How did anyone believe, asks Robert Heller, that financial services were a cutting edge?
Self-delusion has loomed large at many points in Britain's post-war economic history - but never more embarrassingly than in the euphoria over financial services. The Thatcherite assault was to be led by those de-regulated, unified, incentivised forces, a kind of Revolutionary Guard. In the event, with Iraq-like disaster, the forces fell apart - not before a formidable foe, but an internal enemy: bad management.
Whether you look at clearing banks shovelling enormous loans into Robert Maxwell's maw, or insurance companies plunging head over heels into mortgage insurance, or merchant banks encouraging clients into record-breaking deals that broke their backs, or auditors missing millions, the picture is the same - rotten judgment compounded by inept, sometimes illegal execution, and all excused only on the wholly irrelevant grounds that everyone else was doing likewise.
True, the American Express flops in investment banking and with its Optima card are just as appalling. True, it was a Swiss bank that handed £53 million over to Maxwell before receiving the collateral - and a French bank that lent to the monster most heavily in unsecured form. True, the foreign banks buying into London make pig's ears out of silk pursues as efficiently (or inefficiently) as the locals. But Britain, it is clear, need bend the knee to nobody when it comes to doing badly what should never be done - and doing none too well what must be done.
Eddie Hutchinson and Alan Melkman of Marketing Dynamics cast a most perceptive light on the latter point with an analysis of the customer relationship. In any business, they say, this passes through four stages: courtship, engagement, honeymoon and wedlock.
The high street banks believe that their customers are wedded and bedded. So they barrage them with offers of new "products" or services - many no doubt loss-making, if anybody's counting - on the assumption that the wedded bliss will rub off on the other offerings.
But as Melkman and Hutchinson point out, the premise, is false: customers are wedded to the banks, not by love, but habit. Listening to bank customers recounting their latest horror stories is like hearing Northern Line commuters give tongue. Mishandled transactions, ridiculous charge for "unauthorised overdrafts", grotesque imports on translating foreign cheques into sterling, and appalling delays in money transfers are run of the mill: deep in the electronic age Visa payments have to be sent seven days in advance to avoid heavy interest charges. Why?
Beyond the everyday lies the emotive issue of financing the everyday business. The average small businessman must boggle at the sight of the banks lining up to lavish loans on Maxwell private companies while (as a litany of anguished complaints has made clear) smaller, honest fry may suffer from all manner of abuse, up to the sudden descent of the axe. Far from deluging unhappy customers with new goods, the banks could spend their marketing money to much better purpose by finding out what services are most important - and providing them more effectively and consistently.

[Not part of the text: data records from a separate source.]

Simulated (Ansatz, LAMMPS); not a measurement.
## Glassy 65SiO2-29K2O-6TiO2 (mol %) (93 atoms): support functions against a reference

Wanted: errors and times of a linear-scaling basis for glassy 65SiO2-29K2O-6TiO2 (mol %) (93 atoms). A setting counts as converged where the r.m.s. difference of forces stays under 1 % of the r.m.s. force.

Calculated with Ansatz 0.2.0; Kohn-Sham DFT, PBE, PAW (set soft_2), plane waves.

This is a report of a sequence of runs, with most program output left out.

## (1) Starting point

That is basic management (and precisely what the much-buffeted Midland Bank did in establishing the postal bank, First Direct). But it isn't basic banking. Banks have always invested heavily in training - though not enough of it, to judge by results, in so-called "customer care".
But they train bankers, not managers. One American bank, Banc One Corp, has achieved a spectacular rise by taking a different route. Regarding itself as a retailer, a chain of money shops, Banc One puts the customer first: you only need look at the all too common high street branch with impatient queues and untended tills, to wonder where the priorities lie.
Moreover, when Banc One ads another bank to its empire, an early step is to swap teams, to learn what can best be transferred, not from new masters to minions, but between new colleagues. Transfer of best practice, even from a new buy, is another basic of the excellent management which is the only way in which Britain's beleaguered financial services businesses can struggle back to good profits.
That battle will be lost unless hallowed hierarchies are put to the sword. Too many reporting levels, too much second-guessing, too much-top-down chopping and changing are guaranteed to slow down decisions and the promotion of the ablest talents.
Banks appear to operate an army-style system of rotation. Instead of branch managers staying long enough in place to build relationships and create true profit-centres, they job-hop from branch to branch, which doesn't help with either efficiency or customer care.
No doubt, the banks will replay angrily to such criticisms - as they did when the small businesses rose up in arms. Of course, they are trying hard, sometimes successfully, to improve. Of course, initiatives are in hand in many of these vital matters. Of course. But look at the dismal financial records of the last few years. Consider, too, the effect on the morale of a top-class branch manager who suddenly sees all profits, and more, wiped out by one wild Maxwell Loan - and ask why sober men who are trained to be prudent above all can act so often with such gross imprudence.
The answer is partly mob psychology and partly because, in the pursuit of growth, other far more important issues - from the satisfaction of existing customers with existing services to the quality of loan books and borrowers - have taken second place.
In choosing the wrong priorities, the financial services industry is not alone: its corporate customers (Maxwell horrifyingly included) have done likewise often enough. But how did anyone ever come to believe that British financial services were a cutting edge - instead of a blunt instrument?